King Charles III will not succeed Queen Elizabeth II on Australia’s 5-dollar bill, which will instead be redesigned to honor Indigenous Australians and their history.
The decision, announced by the country’s central bank on Thursday, rekindled debate about republicanism in Australia, with critics decrying it as “woke nonsense” and others lauding the change. Although Australia is independent, it remains a constitutional monarchy with the British sovereign as its head of state.
“The 5-dollar note will say more about our history and our heritage and our country, and I see that as a good thing,” Jim Chalmers, Australia’s treasurer, said at a news conference announcing the decision. The Indigenous element would come in the note’s design, he added, rather than being the work of a specific Aboriginal designer.

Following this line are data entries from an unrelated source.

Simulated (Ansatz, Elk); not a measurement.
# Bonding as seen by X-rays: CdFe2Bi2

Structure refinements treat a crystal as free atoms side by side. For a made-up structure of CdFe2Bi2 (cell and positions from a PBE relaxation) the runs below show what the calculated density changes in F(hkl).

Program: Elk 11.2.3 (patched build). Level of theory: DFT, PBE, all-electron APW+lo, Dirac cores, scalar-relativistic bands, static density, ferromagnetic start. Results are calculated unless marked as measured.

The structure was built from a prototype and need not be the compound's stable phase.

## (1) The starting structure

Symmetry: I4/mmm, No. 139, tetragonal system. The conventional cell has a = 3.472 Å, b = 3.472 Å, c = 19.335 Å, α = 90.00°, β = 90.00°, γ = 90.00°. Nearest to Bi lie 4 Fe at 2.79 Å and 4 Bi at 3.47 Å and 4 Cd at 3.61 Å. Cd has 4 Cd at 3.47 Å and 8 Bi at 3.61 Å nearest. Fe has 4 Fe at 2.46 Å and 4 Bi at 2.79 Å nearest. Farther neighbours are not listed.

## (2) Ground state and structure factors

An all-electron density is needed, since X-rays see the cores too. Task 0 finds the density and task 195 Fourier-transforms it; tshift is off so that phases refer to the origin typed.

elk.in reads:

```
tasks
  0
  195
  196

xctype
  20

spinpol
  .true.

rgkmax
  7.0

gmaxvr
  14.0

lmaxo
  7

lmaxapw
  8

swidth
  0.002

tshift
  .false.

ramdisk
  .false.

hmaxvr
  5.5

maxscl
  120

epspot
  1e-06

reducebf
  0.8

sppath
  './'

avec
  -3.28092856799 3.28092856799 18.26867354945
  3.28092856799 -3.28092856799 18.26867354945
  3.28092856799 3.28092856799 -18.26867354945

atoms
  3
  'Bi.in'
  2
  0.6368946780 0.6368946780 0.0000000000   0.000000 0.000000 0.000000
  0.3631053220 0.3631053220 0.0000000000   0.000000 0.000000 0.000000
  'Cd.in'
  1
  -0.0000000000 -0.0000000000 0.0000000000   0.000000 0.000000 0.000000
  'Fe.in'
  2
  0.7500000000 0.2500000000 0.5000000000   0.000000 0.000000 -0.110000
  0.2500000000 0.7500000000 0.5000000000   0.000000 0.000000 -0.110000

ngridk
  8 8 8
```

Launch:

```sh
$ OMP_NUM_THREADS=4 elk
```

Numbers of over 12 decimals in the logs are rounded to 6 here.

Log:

It will take several years to be designed and printed, according to the bank. The 5-dollar bill (worth about $3.57) is the only Australian note that features the monarch, and earlier bills have featured examples of ancient and contemporary Aboriginal art. Charles is set to replace Elizabeth on Australian coins, the government announced a few weeks earlier.
For critics, the absence of the monarch from the bill was yet more evidence of a stealth government effort to impose republicanism on Australia.
“There’s no question about this that it’s directed by the government,” Peter Dutton, the leader of Australia’s right-wing opposition, told an Australian talk radio station. “It’s another attack on our systems, on our society and our institutions,” he added, describing it as more “woke nonsense” that must be tolerated by a “silent majority.”
Philip Benwell, the leader of the Australian Monarchist League, was even more strident in his criticism.
“It is virtually neo-communism in action,” he said in a statement that described Prime Minister Anthony Albanese as “working assiduously to topple” King Charles III.
After his election last year, Mr. Albanese appointed Australia’s first minister for the republic, prompting speculation that a referendum on the issue would follow.
Mr. Chalmers, the treasurer, disputed these allegations.
“It’s no secret that I would like to see Australia become a republic, but this is a simpler, nearer-term change,” he said. “We’ve got an opportunity here to recognize the monarch on our coins, recognize First Australians on the 5-dollar note, and I think that strikes a good balance.”
Surveys suggest that fewer Australians favor the status quo regarding the monarchy than in the past. In one recent poll, 31 percent said they were in favor of retaining the monarchy, down from 54 percent in the last official referendum on the issue, which was held in 1999. (Australia became fully independent from Britain in 1942.)
The Australian Republic Movement applauded the new design and the recognition of Indigenous history. The head of the organization, Craig Foster, a former captain of the Australian soccer team added: “Australia believes in meritocracy, so the idea that someone should be on our currency by birthright is irreconcilable, as is the notion that they should be our head of state by birthright.”
Dixon Patten, an Indigenous Australian designer and artist based in Melbourne, said the new bill would hopefully precipitate more conversations about the values of modern Australia.
Ideally, he said, he would like to see images of native flora and fauna, or scenes of “country,” an Indigenous phrase referring to Australian lands and waterways, on the note.
“Everyone, when they come to this beautiful country, is a contemporary custodian of the land,” he added.